Gatliff 2010 - The Revenge
Over the past few years the Serpentine has perhaps become the biggest Ultra Running club in the UK. There must be more than 50 Serpies who have run ultras in the past 12 months and often you'll find them at the sharp end of races. It's great to see this and the numbers are increasing year on year. However if you were to witness the epic failure of a year ago, where about 20 Serpies set out to complete the 50k of Kent countryside and most of them did so in a taxi you'd be forgiven for thinking that we were out of our depth.
I love Gatliff. It was my first "ultra" though these things don't feel like ultras. This would be my fifth time here. So far my record is;
2007 - Quite nice weather - 5.37
2008 - Bad Weather - 6.46
2010 looked like it was going to be different though. It had not rained for a week and the UK is going through an unusually cold snap for November, with temperatures hovering around freezing. The ground was rock solid and we were going to have none of the sliding about and sinking that we normally have to suffer here. It was disappointing that not many Serpies came to finish what they started last year, which is a shame cos after half way the food gets good.
I started the run with Drew Sheffield, Mark Bell and Phillip Smith who I knew from various ultras and GUCRs. Before I even arrived I saw Mark Braley running out from the start, 50 meters in he looked stressed already and said "Yeah I started early just to get this over with". The first few miles were exactly the same as last year (the route changes every year) except that everything was not covered with a layer of mud or water. What was a stream last year was a lovely path now, what was a lake was now a nice grassy field and what was a dead tree was still a dead tree. The route description says "head towards the dead tree". They all look dead now.

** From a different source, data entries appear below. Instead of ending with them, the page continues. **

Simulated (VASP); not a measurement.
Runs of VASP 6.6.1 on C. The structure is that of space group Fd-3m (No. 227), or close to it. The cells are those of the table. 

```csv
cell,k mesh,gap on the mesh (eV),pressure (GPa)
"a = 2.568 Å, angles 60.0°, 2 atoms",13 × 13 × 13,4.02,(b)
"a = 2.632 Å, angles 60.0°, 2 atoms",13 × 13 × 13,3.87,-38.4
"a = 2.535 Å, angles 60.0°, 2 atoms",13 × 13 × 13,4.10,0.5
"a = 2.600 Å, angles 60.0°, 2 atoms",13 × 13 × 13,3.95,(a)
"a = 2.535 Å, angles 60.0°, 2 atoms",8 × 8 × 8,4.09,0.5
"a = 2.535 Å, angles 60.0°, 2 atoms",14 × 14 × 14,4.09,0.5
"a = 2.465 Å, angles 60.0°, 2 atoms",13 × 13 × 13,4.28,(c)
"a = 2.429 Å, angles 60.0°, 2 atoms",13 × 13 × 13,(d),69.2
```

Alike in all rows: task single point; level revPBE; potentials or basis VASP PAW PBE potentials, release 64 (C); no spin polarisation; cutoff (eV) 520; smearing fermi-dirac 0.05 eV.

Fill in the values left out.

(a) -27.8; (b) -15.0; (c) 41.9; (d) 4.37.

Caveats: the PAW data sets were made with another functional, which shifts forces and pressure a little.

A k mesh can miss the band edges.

We jogged pretty slowly, some of the frozen ploughed ground was quite hard work and we were being careful not to break our feet on a frozen shit. There was a lot of it about. There was plenty of time to catch up with the others about plans for next year. How much they were going to smash the canal run and whether they were doing the Spartathlon next year. Phil mentioned the problems getting a doctors note to run Sparta. "You have not been to the doctors for 5 years. How can we possibly say you are fit and healthy??"
Around halfway the sun broke through the clouds and we actually started to feel quite warm. So long as we were moving it was fine despite the freezing temperature and the temptation to dress up like the Michellin man. The 30k checkpoint is also described as "lunch". I think all runs should have a lunch in them. Very civilised. We sat down indoors for about 10 minutes as I enjoyed some tomato soup and 3 sausage rolls dunked in. I bumped into Helen (don't know her second name) who was taking it easy after spending all summer winning things.
It was the first time I think I can remember where you could admire the views here. I have no idea where exactly we were but there were some spectacular sights, particularly when we ran down into a valley on bracken and then back up the other side. Normally the muds and rain would mask all that is good here. Not today, we were in perfect daylight.
If you have never done an LDWA (or similar) event before they are great. You get given a piece of paper with directions to take rather like a treasure hunt only the treasure is food at checkpoints. You'll get instructions like "TAKE EXTREME CARE Xing RD" and "X ST (wobbly)". The organisers of Gatliff thought of text speak before mobile phones were even invented. This is the future of running, wombling around fields in the middle of nowhere trying to determine whether a clearing in a wooded area consitutes a "Left fork" or is just random. We only took one wrong turning when we walked while Drew did a Benedict XVI in the bushes. For some reason we just stopped reading the instructions and walked on waiting for him to catch up. We then missed a very blatant left turn next to an even more blatant "large pine tree".
You have to take some of the distances quoted with a pinch of salt. Sometimes they will be very specific (run 72m then bear left), other times it would say "Run 1k". That 1k can be anywhere between 500m and 3 miles. I recall some of the parts that I had got lost in over the years. I remembered the 1k that was 3k and the 3k that was 1k and the instruction to "cross diagonally across field", which seems fine except that this field has 27 corners and I have gone wrong every time here in the past.
We really were living by paragraphs though and that is the joy of the event. Saying we have 15 miles left does not really mean a lot, but saying we have 12 paragraphs left makes much more sense. Counting down the words we headed to the end, getting excited as we approached the last few words of each para. Unless of course those last few words said "run down this road 10 miles".
Not much else to say about this that I have not said in the 4 previous times. The photos came out great. I was disappointed that so many were put off returning here because they thought it was grim, it really was beautiful in the light and we managed to finish just before dark in about 6.30.